Now because yet another RAPIST has taken advantage of yet another woman and is getting away with a sentence similar to that my own RAPIST received, I find that a hard chord has really been struck inside my soul. Looking at the incident from the outside, I wish that he would get a much worse sentence than six months in jail and three years of probation. No matter what, raping that girl was a decision that he alone made. He took a piece of someone’s life that they will never get back. It will always be something in the back of her mind, poking and prodding to find a way out into her subconscious and overtake her life. It will be something she will be depressed over, something that will cause anxiety, intimacy and relationship issues. It will keep her up at night. It will have her so scared to go to another party only to fear that something like this could happen again. It will not allow her to trust people. It will make her feel like she is worthless and unlovable. It may make her want to die.

All because of a choice which was not hers. She never said “yes” to any of this.
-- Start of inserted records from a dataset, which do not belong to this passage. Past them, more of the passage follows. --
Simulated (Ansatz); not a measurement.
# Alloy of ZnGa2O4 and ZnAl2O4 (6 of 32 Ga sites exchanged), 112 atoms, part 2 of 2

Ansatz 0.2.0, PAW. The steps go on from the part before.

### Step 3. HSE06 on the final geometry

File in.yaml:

We all know what is right from wrong. There is no way that she would have been able to give consent, so why the hell does that give someone else the right to get “20 minutes of action”? Those exact words from Brock Turner’s father give me the chills. He doesn’t seem to even care about the victim, her struggles or her family…because in sexual assault cases, there is never just one victim. Family and friends of the victim often face their own struggles in the aftermath. I know that mine struggled tremendously. My rape was a hard thing for all of us to overcome.

Stories like these are the reason why sexual violence needs to come to an end. They are also a call to action for our legal system to reevaluate and enforce harsher punishments. Turner’s sentencing only helps the argument that other victims should stay silent.

Well you know what, Brock Turner, you may only be in prison for 6 months, but welcome to your own social media hell.

My final thought is about an important lesson which I learned throughout my own healing process. While it may seem simple, it’s incredibly important. No one’s story about sexual assault is inferior to any other survivor’s. I cannot stand that media only picks up on certain stories regarding this topic. I am not asking that every rape case be covered by the media, simply because there are far too many to do so. However, if someone isn’t raped at an Ivy League school by an Ivy League athlete, the media tends to turn a blind eye, making victims question what’s the point of coming forward to authorities. Also, what’s point of coming forward as highly publicized cases such as this one only results in the rapist getting 6 months in jail? My story has no connection to an Ivy League university or an Ivy League athlete, so to much of the mainstream media, my story is not “important.” But I disagree. My story is important. It’s important to know if you have sex offenders in your hometown. It is extremely important to realize and acknowledge that these things are happening in both small towns and large cities so that you can teach your kids the importance of consent. Sexual violence is not going to go away until we decide to make a change and teach the next generation of children about consent, sexual violence, and how to prevent it.